Echoes of the Past is a collection of historical articles curated from The West Virginia News, The Greenbrier Independent, White Sulphur Star and other publications archived since 1852. You may be exposed to content that you find offensive or objectionable. For historical accuracy, articles are reprinted in their original form and do not reflect the opinions and beliefs of the publisher.
1923 – 100 Years Ago
Boys Come Home
Blue Grass Realty Co. advertises for Greenbrier boys to “Come Home and Buy a Farm!” They offer 200 acres, dairy stock and everything for $30,000 — 400 acres, fine stock and all for $75,000.
An Unusual Bill
Mr. Hopkins of the lower house of the Legislature has introduced House Bill 345 that stands out as somewhat of a curiosity. If enacted, upon the opening of the public school, a few verses of Scripture shall be read to pupils each day. Each teacher shall require every pupil who has reached the eighth grade to write an item of local news of interest each week or memorize and write a verse of Scripture. The writing shall be on paper and forwarded to the county superintendent who shall keep the writings in his office for 10 days for public inspection.
A Ripe Old Age
James G. Sutton, 117 years old, died on Feb. 5 at the Kanawha County farm where he had lived the last four years. County officials said his age had been well authenticated, and that he was born in 1806. “Smoke plenty of tobacco, chew tobacco and don’t drink liquor,” was his advice to questioners on the means of attaining old age.
1948 – 75 Years Ago
Greenbrier County Band
At a meeting of school officials, principals and music teachers in Greenbrier high schools at Frankford High School recently, plans were made for forming a county band composed of representatives from 11 high schools. It was determined that a standardized uniform consisting of a cape and cap in the color of green, significant of Greenbrier, will be adopted.
Will Be Probed
The Legislature’s special committee on government and finance, expected to delve into operations of the state purchasing department and other state agencies, will launch its investigation of all phases of state purchases with particular scrutiny for any evidence of “kickbacks.”
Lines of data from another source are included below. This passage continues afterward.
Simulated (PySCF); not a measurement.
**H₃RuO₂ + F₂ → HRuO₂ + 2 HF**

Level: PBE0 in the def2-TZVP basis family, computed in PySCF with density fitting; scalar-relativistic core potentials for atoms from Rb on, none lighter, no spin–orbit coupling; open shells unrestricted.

Appearing At the Ronceverte Armory
A big doubleheader radio show is coming to the Ronceverte Armory, Tuesday, Feb. 17. It features Homer and Jethro, Chet Atkins, Ezra Cline and the Lonesome Pine Fiddlers. Admission is 75 or 50 cents.
1973 – 50 Years Ago
Arts Council Meets
The second organizational meeting of the Greenbrier Valley Arts and Humanities Council was held Monday at the courthouse with Miss Jeanne Coyne, president of AAUW, presiding. Edgar L. Smith, the lawyer appointed to incorporate the Council, stated that a charter had been granted by the secretary of state, and the next step was the adoption of bylaws.
The Greenbrier hotel has become so successful as a convention site that construction has begun on a new complex which will add more than 20,000 square feet to the present building. The center, to be located between Chesapeake Hall and the West Virginia wing, will be three stories high from ground level to roof.
East Takes Awards
Participating in the Marshall University Tri-State Forensics Tournament for the first time, the Greenbrier East High School Forensic Club brought home three top finishers out of seven entries. Bringing home honors for the East representatives were Donzelle Johnson, who placed second in the oral interpretation poetry division; Elizabeth Spangler, who also placed second in the impromptu speaking category; and Jennifer Hatcher, who received honorable mention in the public speaking category.
1998 – 25 Years Ago
Community College Celebrates Rededication of New Facility
Four years, almost to the day, after a fundraising effort was launched to finance the relocation of Greenbrier Community College Center, a gathering of several hundred people celebrated the success of the project in the school’s new quarters. Congressman Nick Rahall recalled the fundraising kickoff ceremony which was held in the same room on Feb. 15, 1994.
Deer, Fishermen at Center of Debate
Farmers and hunters were locked in a legislative battle last week over what to do about the state’s huge herds of deer; meanwhile, the state Division of Natural Resources was carping about overzealous fishermen. Hoping for a compromise, the House of Delegates delayed all week its vote to reduce the deer population over the next three years to 30 per square mile. Responding to complaints from some fishermen, the DNR was seeking approval of a rule that would limit anglers to two rods or lines between Jan. 1 and May 31, the period when the wildlife agency stocks lakes and streams with trout.
Mayor Proclaims Black History Month in Lewisburg
Lewisburg Mayor R.B. “Duke” Fouch presented the Rev. Carl Renick, a member of the John Wesley United Methodist Church, with a proclamation designating February as Black History Month.